Family Court system of Australia is a social disaster
(I have decided to break up my first post into smaller manageable sections)
The devil is in the detail
In this account of my experience with the Family Court system in Australia, I have tried to keep to the point and be as brief as possible. Unfortunately, to give a clear picture of some of the many failures of the current system, it is necessary to describe incidents in detail. In my view, if one is not prepared to examine cases in detail, there is no point attempting to understand the problems.
Family Court - two years of anguish and escalation. Why not three months ?

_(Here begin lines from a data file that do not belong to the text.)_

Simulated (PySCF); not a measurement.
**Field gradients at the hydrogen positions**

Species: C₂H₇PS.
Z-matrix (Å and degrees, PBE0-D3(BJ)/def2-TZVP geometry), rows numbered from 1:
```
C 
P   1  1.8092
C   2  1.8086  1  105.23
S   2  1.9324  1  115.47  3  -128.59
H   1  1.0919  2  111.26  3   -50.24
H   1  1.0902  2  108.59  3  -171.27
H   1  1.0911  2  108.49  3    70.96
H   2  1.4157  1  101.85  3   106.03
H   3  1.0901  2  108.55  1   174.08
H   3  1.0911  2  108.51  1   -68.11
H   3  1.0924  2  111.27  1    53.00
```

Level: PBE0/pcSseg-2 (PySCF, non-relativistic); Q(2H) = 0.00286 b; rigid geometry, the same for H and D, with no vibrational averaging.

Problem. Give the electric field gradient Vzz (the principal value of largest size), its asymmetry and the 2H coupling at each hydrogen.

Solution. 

After my separation and subsequent divorce, the Family Court process took two years to complete – two years of anguish which saw the relationship between myself and my ex-partner degenerate from a time when we would still hug each other, make jokes, and offer cups of tea, to one of bitter arguments and physical violence. I believe the Family Court system and Family Law industry is partly responsible for this escalation of conflict.
If nothing else, the length of a case in the Family Court is a major flaw of the system as it is bound to exacerbate the tensions and anguish. Why can’t a case be completed in three months or less ? Presumably this would be “in the child’s best interests.”
“My solicitor says I can get 70% and I want 70%”
In October 2002 I organised to meet with my ex-partner at the Dispute Resolution Centre. By my ex-partner's own account, she had contributed 45% of the assets (I maintained it was 24%). The mediators put it to her “So you would be happy with 45% ?” My ex-partner replied “No, my solicitor says I can get 70%, and I want 70%.”
This was the first of many examples of how the solicitor had managed to ‘up the ante’.
In the Family Court process there were three ‘conciliation conferences’. Solicitor for my ex-partner, Eddy Lago (Cairns), undermined chances for reconciliation at two of these three sessions. In the first session, my position was that my ex-partner had contributed 24% of the assets. Solicitor Eddy Lago, acting on behalf of my ex-partner, wanted 70%. In the spirit of negotiation I offered 35% (and was prepared to go to 50%). The solicitor facetiously responded “Ok, we want 90%” - thus swiftly and effectively ending any prospect of a negotiated settlement.
(Solicitor Eddy Lago asked me straight after that meeting what my bottom line was and I told him 50%).
My ex-partner ended up winning 68% of the assets at the Final Hearing, however 40% of this, it is estimated, was spent on the solicitor's and barrister's fees, implying that she received about 41% of the assets.